Curtin University researchers, who recently spent time with members of the Bali Nine at the Kerobokan prison, say the prisoner-initiated and run rehabilitation program set up by Myuran Sukumaran and Si Yi Chen could bring benefits to Western Australian prisons.
The rehabilitation program, which was established five years ago, involves art, jewellery making and t-shirt screen printing. The products are then sold through a local art shop, with the profits used to buy art materials and provide the artists with a small income.
Senior Research Fellows, Dr Brian Steels and Dr Dot Goulding from Curtin’s Ethics, Equity and Social Justice department, visited the prison to learn about the program and look at ways in which the WA prison system might incorporate the model.
Dr Steels said the prisoner-initiated and run business-model was very successful and quite rare.
“A key aspect of the program Sukumaran and Chen established is the personal development of the prisoners through the mentoring they received and gave. This had a huge impact on their mental health and wellbeing,” Dr Steels said.
“Many of the program participants moved from narcissistic behaviour towards altruistic behaviour by helping others develop practical skills and a sense of worth.”
Both female and male inmates participate in the program, which is also rare within the prison system.

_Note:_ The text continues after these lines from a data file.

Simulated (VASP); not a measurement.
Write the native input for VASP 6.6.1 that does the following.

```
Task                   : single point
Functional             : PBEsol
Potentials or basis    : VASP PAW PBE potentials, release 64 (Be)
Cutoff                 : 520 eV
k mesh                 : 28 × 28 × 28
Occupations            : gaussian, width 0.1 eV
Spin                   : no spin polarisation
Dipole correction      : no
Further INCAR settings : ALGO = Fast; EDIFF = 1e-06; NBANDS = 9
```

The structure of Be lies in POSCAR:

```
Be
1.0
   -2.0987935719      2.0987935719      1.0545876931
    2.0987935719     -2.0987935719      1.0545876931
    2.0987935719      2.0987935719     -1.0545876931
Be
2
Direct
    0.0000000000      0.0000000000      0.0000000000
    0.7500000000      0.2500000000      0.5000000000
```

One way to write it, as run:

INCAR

Dr Goulding said they hope to work with the WA Government and the Department of Corrective Services to identify ways our prison system could learn from this model
“In WA prisons, the skills development programs are initiated and funded by the prisons, however, in Sukumaran and Chen’s model, prisoners purchase their own materials and they are paid a wage from the sale of the products,” Dr Goulding said.
“Through this model, long-term positive effects were achieved.”
Over the coming months, Dr Steels and Dr Goulding plan to meet with key decision makers and policy developers to look at ways this business-model might be introduced within our prison system.
Dr Steels and Dr Goulding are also Directors of the Asia Pacific Forum for Restorative Justice.